Since Benjamin Netanyahu re-entered office as Israeli Prime Minister in late December, he has faced criticism for his promised policies, including an overhaul of the judiciary.
But sometimes, criticism of Netanyahu’s policies has morphed into hyperbolic and misleading claims about Israel as a whole.
It is in this latter category that a recent opinion column by Gwynne Dyer falls. Appearing in the March 3 edition of The Telegram in a commentary entitled: “Israeli pogrom rearing its ugly head again,” (also published by the Hill Times on March 1) Dyer made a number of broad and sweeping statements that do not stand up to scrutiny.
In one statement, Dyer wrote that “the ‘cycle of violence’ between the Arab population and Jewish settlers stretches back to the Israeli conquest of the West Bank in 1967.” This is a misleading statement for two reasons.
Firstly, the concept of a “cycle of violence,” while frequently used as a journalistic trope to create a moral equivocation between Israel and Palestinian terrorists, is without basis in fact.
There is no systemic history of Israel attacking Palestinian armed targets without cause. Conversely, Palestinian terrorists, whether lone wolves or those acting under the direction of terror groups like Hamas and Palestinian Islamic Jihad (PIJ), attack Israeli civilian targets unprovoked, and with no goal other than to achieve maximum death and injury. When Israel responds to such terrorist incidents, which is its right and responsibility, Israel is accused of perpetuating the “cycle of violence.”
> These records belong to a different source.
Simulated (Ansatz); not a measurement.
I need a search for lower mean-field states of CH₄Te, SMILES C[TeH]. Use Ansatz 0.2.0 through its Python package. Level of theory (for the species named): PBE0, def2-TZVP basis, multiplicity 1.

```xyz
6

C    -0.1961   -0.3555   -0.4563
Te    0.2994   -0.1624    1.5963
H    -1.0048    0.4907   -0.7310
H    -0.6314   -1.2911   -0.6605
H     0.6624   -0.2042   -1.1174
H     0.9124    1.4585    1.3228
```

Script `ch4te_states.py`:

Secondly, the term “Israeli conquest of the West Bank in 1967” is a strange choice of words which could lead readers to believe Israel invaded Judea & Samaria (the ancient name for the West Bank), when in actuality, while Israel officially fired the first shot in the Six Day War in 1967, it did so only to pre-empt an imminent attack from pan-Arab adversaries seeking the Jewish state’s destruction. Thus, when Israel “conquered” Judea & Samaria in 1967, it did so in a defensive war, not a war of conquest.
In his column, Dyer referred to a recent flare-up of violence between Israelis and Palestinians, stating that “the current sequence of atrocities and counter-atrocities began with a big Israeli raid in the Palestinian city of Nablus last week,” clearly attempting to demonstrate a “cycle of violence.”
However, the truth is more complex than Dyer portrays.
On February 22, 11 Palestinians were killed during armed clashes with Israeli troops in the Palestinian town of Nablus, who were searching for members of the Lion’s Den terrorist group. While most of those killed were members of Palestinian terrorist groups, a number of civilians were also tragically killed during the fighting.
Dyer referred to the Lion’s Den as a “resistance movement,” when it is an offshoot of Palestinian Islamic Jihad, which has a long history of committing terrorist attacks and is listed as a terror entity by Public Safety Canada.
On February 26, two Israeli brothers, aged 19 and 21, were murdered by Palestinian terrorists as they drove down a highway near their home in Judea & Samaria (West Bank).
Later that same day, a group of Israeli settlers took the law in their own hands and using vigilante violence, abhorrently attacked the Palestinian town of Huwara, wherein a Palestinian was killed, scores were injured and dozens of Palestinian homes and cars were set on fire.
But despite the superficial similarities, the differences are enormous.
Israel, unlike the Lion’s Den terrorist group, entered Nablus on February 22 not to murder innocent civilians, but to arrest members of the group and to prevent future attacks. Because Palestinian terrorist groups have long made a habit out of hiding within densely-populated civilian areas, tragically Palestinian civilians were killed.
Thus, to claim that the senseless and premeditated murder of the two Israeli brothers was somehow a consequence of the Israeli arrest raid of Palestinian terrorists is to utterly misrepresent the reality on the ground.
As for the attacks carried out by Israeli settlers on the Palestinian village, Dyer fails to mention that Israel arrested five Israeli suspects in connection with the violence and that Israel’s prime minister and president condemned the riots in Huwara. Meanwhile, Israelis have donated NIS 1 million to the Palestinian victims of the revenge riots carried out by settlers. In sharp contrast, the Palestinian Authority would financially reward the terrorists who murdered Israeli brothers Hallel and Yagel Yaniv through its pay-for-slay program.
While on a superficial level, violence seems to be tit-for-tat between the Israeli military and Palestinian terrorist groups, but while the former targets armed groups, the latter intentionally attempts to murder innocent civilians, and drawing a comparison between the two is both intellectually lazy and morally dishonest.
Neither Israel nor its politicians are blemish-free, but that does not give Dyer the right to equivocate between the horrific actions of Palestinian terrorist groups and the attempts by Israel to defend itself against said attacks.